• Friday, March 29, 2024

Business

Retailers, unions ‘extend worker safety accord’ in Bangladesh

In this photograph taken on April 29, 2013, Bangladeshi firefighters try to control a blaze during a rescue attempt after the Rana Plaza building collapsed in Savar, on the outskirts of Dhaka. More than 1,100 people were killed in one of the world’s worst industrial disasters. (Photo by MUNIR UZ ZAMAN/AFP via Getty Images)

By: Chandrashekar Bhat

MAJOR global retailers have agreed to extend a legal agreement with garment workers and factory owners in Bangladesh for a further two years.

Known as the Bangladesh Accord, the agreement subjects retailers to legal action if their factories fail to meet labour safety standards.

A representative for the agreement, originally signed in 2013, said on Wednesday (25) an official statement would be issued shortly, and declined to comment further.
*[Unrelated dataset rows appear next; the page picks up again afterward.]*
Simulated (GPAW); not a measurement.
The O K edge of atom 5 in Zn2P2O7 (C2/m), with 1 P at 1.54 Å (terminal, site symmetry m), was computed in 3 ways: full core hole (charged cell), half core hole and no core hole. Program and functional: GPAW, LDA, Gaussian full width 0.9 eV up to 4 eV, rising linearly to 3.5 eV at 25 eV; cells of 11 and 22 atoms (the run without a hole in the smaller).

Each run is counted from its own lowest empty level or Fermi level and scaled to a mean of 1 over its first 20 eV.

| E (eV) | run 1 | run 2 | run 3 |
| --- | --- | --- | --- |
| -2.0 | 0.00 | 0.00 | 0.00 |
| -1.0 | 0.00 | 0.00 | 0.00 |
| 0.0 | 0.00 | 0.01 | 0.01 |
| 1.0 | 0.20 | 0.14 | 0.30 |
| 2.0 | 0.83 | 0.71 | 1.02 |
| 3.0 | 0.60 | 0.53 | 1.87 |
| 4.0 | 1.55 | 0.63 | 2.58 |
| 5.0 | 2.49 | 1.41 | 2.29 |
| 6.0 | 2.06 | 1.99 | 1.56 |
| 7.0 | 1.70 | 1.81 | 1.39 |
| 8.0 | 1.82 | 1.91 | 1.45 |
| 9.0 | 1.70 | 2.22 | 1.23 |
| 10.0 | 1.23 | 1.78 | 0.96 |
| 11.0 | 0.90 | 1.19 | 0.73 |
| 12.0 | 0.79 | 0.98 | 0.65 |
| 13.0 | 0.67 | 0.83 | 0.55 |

The agreement was due to expire on August 31. The new version comes into force on September 1.

Some 200 retailers signed up to the accord in 2013, including retail giants H&M, Inditex, Fast Retailing’s Uniqlo, Hugo Boss, and Adidas. A list of those that have also signed up to the extension will be made available on September 1, sources said.

A spokesperson for Uniqlo said they had not yet seen the new accord, but that they “generally support a new binding agreement… that has independent oversight and can be expanded to other countries.”

H&M, Inditex, Hugo Boss and Adidas did not immediately respond to requests for comment.

The five-year accord, struck in the aftermath of the Rana Plaza collapse in 2013 which killed more than 1,100 garment workers, instituted an independent body that held thousands of inspections and banned unsafe factories from supplying their signatory buyers.

That helped make some 1,600 factories safer for 2 million workers, according to labour activists.

Under a transition deal agreed in 2018 after the original Accord expired, a newly formed body, the Ready-Made Garments Sustainability Council (RSC), including unions, brands, and factory owners, took over the work of running factory inspections.

However, the RSC did not take over one unique portion of the accord – the ability for retailers to be tried in court in the country in which they are domiciled if they fail to meet their obligations, including cutting ties with factories that do not meet the accord’s standards.

This has now been extended until the end of October 2023, according to the document.

Signatories also agreed to discuss within six months which countries the accord could be extended to, with the aim of establishing it in at least one other country within two years, it said.

Negotiations over the accord’s extension hit a wall in May when US retailers resisted signing on to the legally binding aspect of the agreement, sources said.

Retailers including Target, Walmart, VF Corp and others who did not want to sign onto the original accord in 2013 formed a parallel alliance with similar functions, but without legal enforcement.

However, retailers had hoped to negotiate an extension to the accord which US retailers would also be willing to sign on to, sources said in May.

Walmart said it was not part of the accord’s extension. Target and VF Corp did not respond to requests for comment.